Besides the rising huge numbers of illegal immigrant minors turning up in Arizona, authorities in Pinal County have to face another problem: "scouts" for drug cartels.
These are adult illegals who live in the mountains for as long as a month and spot authorities for drug couriers, Sheriff Paul Babeu told Newsmax. His deputies arrested eight "lookouts" in February and March in a sting operation that has been going for several months.
Three were convicted and sentenced to prison on felony drug-related conspiracy charges, reports the local news website CopaMonitor.com
. Four others remained in custody pending trial. Another pleaded guilty to assisting a criminal syndicate and received supervised probation.
The sting involved U.S. Border Patrol agents and a SWAT team from the Pinal County Sheriff's Office.

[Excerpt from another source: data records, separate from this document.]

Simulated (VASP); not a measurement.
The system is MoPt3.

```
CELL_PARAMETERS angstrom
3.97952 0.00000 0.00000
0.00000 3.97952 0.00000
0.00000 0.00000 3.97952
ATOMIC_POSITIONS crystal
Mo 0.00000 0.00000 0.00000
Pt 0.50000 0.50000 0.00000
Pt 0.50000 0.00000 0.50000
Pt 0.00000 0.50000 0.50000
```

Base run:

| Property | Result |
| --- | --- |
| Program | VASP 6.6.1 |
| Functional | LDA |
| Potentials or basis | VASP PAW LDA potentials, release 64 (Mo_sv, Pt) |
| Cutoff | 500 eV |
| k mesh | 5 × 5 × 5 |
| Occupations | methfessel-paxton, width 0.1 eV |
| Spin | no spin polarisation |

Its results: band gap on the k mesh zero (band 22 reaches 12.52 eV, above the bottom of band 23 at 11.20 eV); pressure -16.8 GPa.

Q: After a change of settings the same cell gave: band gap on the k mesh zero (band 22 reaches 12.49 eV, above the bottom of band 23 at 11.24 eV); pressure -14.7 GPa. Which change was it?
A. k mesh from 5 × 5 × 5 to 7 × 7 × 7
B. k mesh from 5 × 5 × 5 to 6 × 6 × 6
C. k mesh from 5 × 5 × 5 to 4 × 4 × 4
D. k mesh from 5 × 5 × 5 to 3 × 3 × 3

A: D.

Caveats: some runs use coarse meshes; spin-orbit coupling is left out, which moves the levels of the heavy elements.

"They have binoculars looking for my deputies to see if the coast is clear," Babeu said. "If the coast is clear, they tell the cartels to bring up the drugs further. They pass them to the next mountaintop, where another scout gives them direct line of sight. They can see for 10 miles."
The scouts also have food, water — and other such equipment as encrypted radios, cell phones, and solar panels for recharging batteries. They're generally not armed, though one of the eight arrested was carrying an AR-15 assault rifle.
"It's almost like I'm talking about war-torn Afghanistan," said Babeu, who served in Iraq as part of the Army National Guard. "Where's the president's outrage or sense of duty to protect our country and secure our border here?"
According to the Department of Homeland Security, as many as 100 scouts are in the mountains of Pinal County alone, Babeu said. The county, between Tucson and Phoenix, is about 70 miles north of the U.S. Border with Mexico.
Two major interstates, I-8 and I-10, cross Babeu's county.
"They're passing through my county on their way to their destination, metro Phoenix," he said. "It's their platform for smuggling drugs and people across the country.
"We are, in the country, the No. 1 pass-through county for drug smuggling."
Babeu said authorities began the sting after a deputy stopped an illegal from Mexico on Feb. 20 on a routine traffic violation. The 22-year-old man was on his cell phone.
"He hangs up phone and tells the deputy that 'they're watching us from the mountains now,' " Babeu said.
After he was arrested, deputies found 600 pounds of food, water and other supplies — "carefully organized" in large trash bags — "to distribute to cartel scouts to resupply them as they did their job on the mountaintop."
The driver, who entered the guilty plea, was paid $4,000, the sheriff said.
Such activity has led federal authorities to post warnings to Americans traveling through the county, Babeu said.
"Instead of the president putting up signs warning American citizens that it's not safe on American soil — as laughable as this sounds — why don't we write them in Spanish and face them towards Mexico, warning the cartels not to come in here?"